Chaplains have been exposed as to having offered formal counseling to students, though they are not adequately qualified to do so, while others are accused of acting inappropriately with students.
"They're obviously not there for discipline, they're not there for teaching, they're not there for religious instruction nor counseling..." says Garrett. (see video below)
Then what on earth are they there for?! And more importantly, why is it only chaplains are being pursued for this role they're playing at schools? Surely if they're not there for discipline, teaching, religions instruction or counseling, then this gap could be filled by almost anyone else, yet the Government are funding a religious group solely to carry out non-religious jobs... If their religion has nothing to do with it, nor their religious expertise, why are they the only adequate candidates for this seemingly easy-to-fill, credentials-less job?
These questions resound all the more loudly in light of the constant stories coming to air about proselytization of students and chaplains pushing their religion in schools, which wouldn't occur to the same degree, if at all, if the prerequisite of Christianity and involvement with Scripture Union QLD wasn't there.
I heard Senator Lyn Allison speak on the issues of the school chaplaincy program earlier this year at Melbourne University where she told of a few horror stories where chaplains had well overstepped the mark. From proselytizing in the playground all the way to taking students home with them for a weekend session of bible bashing in response to suicidal thoughts of which the student had informed the chaplain. Again, this wouldn't occur with non-religious, non-Scripture Union Qld affiliated people if they were offered this job. Furthermore, if we used the $222 million of tax payers money to fund professional counsellors, these sorts of issues could be addressed at the schools themselves, where currently chaplains have no counseling powers or use at all. Or better yet, put the funding into teaching jobs so that schools have access to more teachers who could undoubtedly fill this role more adequately than a chaplain.
Chaplains to me just seem to be a useless middle man, paid to be there for nothing more than a teacher's aid, ie. an extra pair of hands, and if they're informed of a student's issues and counseling needs they can do little more than pass that information on to a professional counselor to deal with, assuming they respect the guidelines of their position.
Teachers are currently untrained in the areas of counseling and thus by law can't counsel children and have to pass them onto professional counselors, much the same as the chaplains. Maybe this says something about tertiary education programs for teaching. Perhaps another area this $222 million could address, if it weren't wasted on chaplains, could be tertiary education programs for teaching and adding a counseling component that could give future teachers the appropriate qualifications to be able to counsel children. Two birds, one pay check.

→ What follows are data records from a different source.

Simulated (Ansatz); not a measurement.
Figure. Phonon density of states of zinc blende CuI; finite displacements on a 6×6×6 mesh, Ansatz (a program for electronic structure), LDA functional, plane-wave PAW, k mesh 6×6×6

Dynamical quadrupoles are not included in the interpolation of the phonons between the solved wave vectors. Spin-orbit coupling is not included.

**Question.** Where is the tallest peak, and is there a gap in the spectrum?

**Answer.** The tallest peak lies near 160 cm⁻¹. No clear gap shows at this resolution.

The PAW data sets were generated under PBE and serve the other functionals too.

I saw Tim Mander, CEO of Scripture Union Qld on ABC news last night saying something along the lines of... "Chaplains are there for the religious needs of the children". If that's the case it must be a pretty thin line between religious needs and proselytizing. So why even set up this program... We know why the chaplains are there, Christianity is losing its grip in today's world and in a last ditch effort to fight the separation of church and state it's attempting to be the guardian of our children. Clearly, just out of the goodness of their hearts. I'm sure it has nothing to do with their religion and wanting to convert and 'save' all of the godless children in our schools. Yet we open ourselves up to this danger, setting the wolves among the sheep and think that the predators' instincts will never kick in? And if they do, clearly it must just be an isolated instance, we can deal with it and move on... Rubbish... If we replace the chaplains with non-religious-affiliated average-Joes at the very least we've saved ourselves some of the issues that have already arisen in the short history of this ridiculous, poor attempt at a Christian vote gathering, program. It's about time the Labour Party started implementing useful programs the country needs, instead of focusing so hard on pandering to the religious right for support.
I can remember being in primary school when I was in grade 5 and 6 where we had high school students of about 16-17 yrs old come in each week and help out with the goings-on in the class. This was free, and I'm guessing part of the high school students curriculum, so both parties benefited. Why can't we install something similar to this if nothing else. It would cost tax payers nothing, and we're hardly lacking high school students located in close proximity to primary schools.
Either way, I want to see some evidence that the school chaplaincy program is having some positive effect on the schools with which it's involved. Show me some peer reviewed studies showing that having a chaplain has significantly aided the teacher, the students and the school.
It's incredibly important we speak up against this chaplaincy program now and make ourselves heard considering the Government is about to expand the program by introducing a further 1000 new school chaplains. This is just the latest foothold in religion's war against secularism in Australia and it needs to be addressed ASAP.